PES Scan with RFO Optimization
Overview
RFO (Rational Function Optimization) is available as a relaxed PES scan optimizer through #scan(method=rfo). At each scan point, MAPLE constrains the requested internal coordinates and reuses the same RFO minimizer used by #opt(method=rfo) to relax the remaining degrees of freedom.
RFO is more expensive than L-BFGS because it uses Hessian information and a trust-region step, but it can be more stable when the scan passes through regions with strong curvature changes or difficult convergence.
Parameters
Per-point RFO settings reuse the same controls as #opt(method=rfo). The shared level preset on #scan supplies the scan-point convergence thresholds; the scan driver sets per-point optimizer verbosity to quiet by default.
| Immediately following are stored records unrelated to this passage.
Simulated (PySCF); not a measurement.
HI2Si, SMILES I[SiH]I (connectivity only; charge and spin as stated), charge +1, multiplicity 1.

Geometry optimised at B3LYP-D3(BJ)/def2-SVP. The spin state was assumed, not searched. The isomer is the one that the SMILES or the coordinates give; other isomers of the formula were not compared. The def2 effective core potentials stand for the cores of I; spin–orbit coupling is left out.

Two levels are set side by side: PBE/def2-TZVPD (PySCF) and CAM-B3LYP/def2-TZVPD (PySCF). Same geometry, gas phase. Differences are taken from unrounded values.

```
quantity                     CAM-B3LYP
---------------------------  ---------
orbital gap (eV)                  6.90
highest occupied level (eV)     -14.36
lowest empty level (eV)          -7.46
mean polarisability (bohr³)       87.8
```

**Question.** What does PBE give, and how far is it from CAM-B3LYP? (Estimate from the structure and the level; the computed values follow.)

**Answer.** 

| Parameter | Type | Default | Description |
|---|---|---|---|
max_iter |
int | 256 |
Maximum number of RFO iterations per scan point. |
trust_radius_init |
float | 0.2 |
Initial trust radius in Angstrom. |
trust_radius_min |
float | 1e-3 |
Minimum trust radius. |
trust_radius_max |
float | 1.0 |
Maximum trust radius. |
eta_shrink |
float | 0.75 |
Trust radius shrink factor when step quality is poor. |
eta_expand |
float | 1.75 |
Trust radius expansion factor when step quality is good. |
evals_eps |
float | 1e-10 |
Eigenvalue epsilon for numerical stability. |
mu_margin |
float | 1e-8 |
Margin for the level-shift parameter mu. |
max_bisect_it |
int | 60 |
Maximum bisection iterations for level-shift optimization. |
verbose |
int | 0 in scans |
Per-point optimizer verbosity. Scan keeps this low so the scan log stays readable. |
Input Example
Checked-in MAPLE example: example/scan/rfo/methanol_oh_torsion.inp. This is the relaxed methanol O-H torsion scan shown in the visualization below:
#model=aimnet2nse
#scan(method=rfo,mode=relaxed)
#device=gpu0
C -0.46276972 1.15067867 0.42624477
O -0.32124714 -0.24861552 0.26422771
H -1.51133868 1.39211728 0.61684893
H -0.13712321 1.64920740 -0.48974849
H 0.15713375 1.48625319 1.26124710
H -0.61759765 -0.66356677 1.09214997
S 3 1 2 6 5.0 72
The final S line is a dihedral scan: four atom indices followed by a 5.0 degree step and 72 increments, producing 73 scan points including the initial geometry.
Scan Visualization
The animation below pairs the generated scan geometries with the energy profile for a relaxed methanol torsion scan using RFO.
When to Use RFO Scans
- L-BFGS struggles at selected scan points: RFO's Hessian-based trust-region step accepts/rejects per step, providing a built-in safeguard against bad moves through strong curvature regions.
- Smaller systems or high-value scan regions: RFO stores and manipulates the full Hessian, so its cost is worth it only where the added robustness pays off.
- Routine large scans: Start with L-BFGS scan and switch to RFO only at scan points or regions where convergence fails.
For large systems where per-point RFO is too expensive, fall back to L-BFGS scan with a reduced max_step as a compromise between robustness and efficiency.